City Court, New York,

Elizabeth Ann Blackburn, Claimant, v. Nick Rauscher d/b/a 3 Zero Creative, Defendant.

Index No. SC-000205-22/LF

Decided: January 19, 2023

Elizabeth Ann Blackburn, Claimant, pro se Nick Rauscher, Defendant, pro se

Claimant filed this petition on October 24, 2022, seeking $5,000 from Defendant because he "[d]id not finish full contract / actual completed projects were late and unprofessional / damaging posts." The matter proceeding to trial on January 12, 2022, on which date the Defendant filed a counterclaim "[f]or services rendered beyond and outside scope of original estimate of projects." On consent of the parties, the Court conducted the trial on the same day.

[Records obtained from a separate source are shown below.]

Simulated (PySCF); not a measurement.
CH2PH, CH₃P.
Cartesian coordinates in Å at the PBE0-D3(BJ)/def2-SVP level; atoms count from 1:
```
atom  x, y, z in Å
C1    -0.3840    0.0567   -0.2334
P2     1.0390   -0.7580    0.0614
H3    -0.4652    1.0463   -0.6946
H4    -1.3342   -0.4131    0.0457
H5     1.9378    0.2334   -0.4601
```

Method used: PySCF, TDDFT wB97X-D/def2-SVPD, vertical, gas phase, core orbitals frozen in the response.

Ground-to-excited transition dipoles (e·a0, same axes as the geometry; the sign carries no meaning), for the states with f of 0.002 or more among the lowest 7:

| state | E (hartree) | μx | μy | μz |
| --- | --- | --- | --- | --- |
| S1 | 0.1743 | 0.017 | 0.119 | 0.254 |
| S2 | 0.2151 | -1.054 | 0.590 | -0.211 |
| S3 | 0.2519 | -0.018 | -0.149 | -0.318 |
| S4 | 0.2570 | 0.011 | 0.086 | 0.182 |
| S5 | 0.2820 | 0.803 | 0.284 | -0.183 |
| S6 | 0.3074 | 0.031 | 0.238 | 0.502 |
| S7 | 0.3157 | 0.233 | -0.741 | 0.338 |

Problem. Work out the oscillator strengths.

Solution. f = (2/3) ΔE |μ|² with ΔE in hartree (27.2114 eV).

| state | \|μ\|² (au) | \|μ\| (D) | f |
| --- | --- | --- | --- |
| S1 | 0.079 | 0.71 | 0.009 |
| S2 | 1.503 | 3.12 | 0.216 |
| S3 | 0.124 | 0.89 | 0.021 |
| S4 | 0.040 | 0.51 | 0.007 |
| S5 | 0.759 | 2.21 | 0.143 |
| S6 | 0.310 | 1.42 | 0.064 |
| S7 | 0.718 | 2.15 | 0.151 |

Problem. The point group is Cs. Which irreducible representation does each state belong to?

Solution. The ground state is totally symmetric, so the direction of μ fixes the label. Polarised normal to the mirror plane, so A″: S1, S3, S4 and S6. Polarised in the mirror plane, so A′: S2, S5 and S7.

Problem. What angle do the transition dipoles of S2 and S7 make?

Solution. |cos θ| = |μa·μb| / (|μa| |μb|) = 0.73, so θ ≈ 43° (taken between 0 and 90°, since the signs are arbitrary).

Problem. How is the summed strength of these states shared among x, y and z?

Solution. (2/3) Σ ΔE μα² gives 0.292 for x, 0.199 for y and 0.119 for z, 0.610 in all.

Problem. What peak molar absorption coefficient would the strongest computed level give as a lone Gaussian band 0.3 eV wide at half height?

Claimant testified that she made various partial payments totaling $13,805 to Defendant towards a contract, which as modified, called for $17,250 of services. The contract called for $300 in "rebranding" which the Claimant admits was fully performed by the Defendant. The contract called for $3,000 for label designs. The Claimant conceded the Defendant put $2,000 of work into their production. The Defendant also admitted the labels were only three quarters finished. The contract called for email marketing valued at $250 per month plus a $1,000 set up fee. It is undisputed that the Defendant sent only two emails. Claimant values the services rendered at $500. The contract valued blogging at $3,000 annually. The Claimant testified that the Defendant completed only two of the 18 contracted blog posts and assigned a value of $200 for the completed work. The contract called for Facebook advertising at $300 per month to start with $100 per campaign. Claimant testified that the Defendant only completed one- and one-half months of ads with a value of services rendered of $450. The contract called for creation of an email/mailing list valued at $250. Claimant testified that the list was completed. The contract also called for creation of a trifold branding brochure valued at $1,500. The Claimant testified that the brochure was not completed. The Claimant conflated the email list and trifold branding into a single category of "Business to Business Strategy" valued at $1,750 with services rendered valued at $750 which implies that she valued the work performed on the trifold brochure at $500. The Claimant also testified that the Defendant performed extra agreed services outside the scope of the contract valued at $700. Thus, Claimant is seeking the return of her payments totaling $13,805 less the value of services rendered of $4,900 for a return of $8,905 subject to the jurisdictional limit of this Court.

The Defendant essentially testified that the Claimant did not take into consideration the value of the time his company spent on research and development. Additionally, the Defendant testified that he spent additional time outside the scope of the contract and should be entitled to payment for those non-contracted services. The Defendant submitted a very detailed spreadsheet to that effect.

The court's duty in a small claims case is to do substantial justice between the parties according to the rules of substantive law (UCCA § 1804). "[I]n this state the sanctity of contracts in this respect at least, has been steadily maintained, and no encouragement has ever been given to that loose and dangerous doctrine which allows a person to violate his most solemn engagements and then to draw the injured party into a controversy concerning the amount and value of the benefits received. ... To hold a different doctrine would be simply to make another contract, and would be giving to parties an encouragement to violate their engagements, which the just policy of the law does not permit" (Knobel v Manuche, 137 Misc 2d 320, 324 [Sup Ct, NY County 1987], affd, 146 AD2d 528, [1st Dept 1989], citing Smith v Brady, 17 NY 173 [1858]). This means that a contractor who materially breaches a contract may not be entitled to any compensation for his partial performance.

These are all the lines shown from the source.